A few years ago, I noted that Moores law (transistor density on chips double every 18 months) has expired outside of a looser definition, and that’s about to end as well. So.. now it has. Graphic processors, general purpose massively parallel processors, and DSPs indeed bravely held the torch for a moment, and are still all the rage as we (at last, kicking and screaming) adapt code to occur not just in a few neatly organized threads, but in huge bazooka blasts of thousands to millions of simultaneous actions. The value of accomplishing more with fewer instructions is fading, and it’s becoming more about figuring out how to flatten out an action into as many small things that can occur at the same time. Often by doing a lot that ends up nowhere, just in case – go ahead and start preparing what the intricate 3d view in front of you before checking if there’s a sold colored wall in front of it, because hey, by the time that’s determined, it’s too late. Start processing what you’ll do if the voice activation detects “Yes” and also “No” and “Cancel”. Wasteful? Well, certainly explore other options, but really, during the next 1/800 sec cycle, processor-days of calculations can happen – the only option is to idle. Of course you’d rather put them toward a solid goal you’ll have defined in a few seconds, but they’ll be there then too. There is, quite literally, more power than we can figure out what to do with.
Of course we *can* idle and save power. That’s useful too. And we can throw raw power at stuff. Try every conceivable angle, not just one or two we have time for. Throw in some AIs, boy do they gobble up calculations by the trillions. It’s a good problem to have, and thanks to Moore, we’re used to having it. But, now that we double every four years, down from the earlier two.. things are about to change again.

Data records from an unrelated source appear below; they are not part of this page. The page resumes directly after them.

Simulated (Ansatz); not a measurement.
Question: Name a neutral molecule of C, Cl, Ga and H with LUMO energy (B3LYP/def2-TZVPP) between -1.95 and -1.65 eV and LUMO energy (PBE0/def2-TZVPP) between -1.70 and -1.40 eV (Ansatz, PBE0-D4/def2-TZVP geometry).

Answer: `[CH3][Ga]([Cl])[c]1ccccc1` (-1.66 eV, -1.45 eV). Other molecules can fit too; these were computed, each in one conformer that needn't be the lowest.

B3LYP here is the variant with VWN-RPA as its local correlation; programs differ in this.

CMOS isn’t quite hitting battling physics yet, but another five years will take care of that. We can layer harder, fight the cooling issues. But after that, I think we’re about to shift toward the less physical again. Everything used to be about physical action, movement, but then software completely dominated as a way to steer that. Which relied on hardware upping the ante. The next phase will be to take a deep breath and figure out what we actually have here, and how to organize it, at scale. We kind of quit optimizing things that weren’t at the very lowest levels, because there ceased to be much of a point – hardware is fast and cheap – and then it became downright counterproductive. Elegant, fast code doesn’t scale, nor can you trivially apply it to everything the way you can with hardware. It’s hard to maintain, it breaks, and it becomes unwieldy at more than a linear pace. Keep it modular, dot all the i and cross the ts and then dot the ts and cross the is because you can always buy faster hardware, but you can’t buy fixing fragile design.
Well, you’re about to not be able to buy faster hardware either, so buying tighter design is going to start being hip again. Hardware already did that. If you open old devices, they’re very modular. Lots of components, nice and neat, easy to reuse. There’s even little squares of PCB lines off for each little module (so cute!). Now, there’s a half dozen ICs, if that. The speed of light is constant, power input is only sort of scaling.. you can’t split ram, cpu, LED driver, RF receiver, and so on into their own parts, now matter how neat it looks. You can barely even segment them in their own parts of the actual silicon wafer (still cute!). It all needs to meld, and post-68000 (late 80s early 90s) it’s all machine optimized – no more scatterbrained humans who can’t keep track of a billion parts at once.
That, I think, is the kind of talent we’ll be aiming at less cloak-and-dagger goals, like optimizing away the separations, but without sacrificing stability.
Or, yaknow, perhaps they invent something better than CMOS, or turn these newly fanged AIs onto writing better AIs and start the singularity. Either way.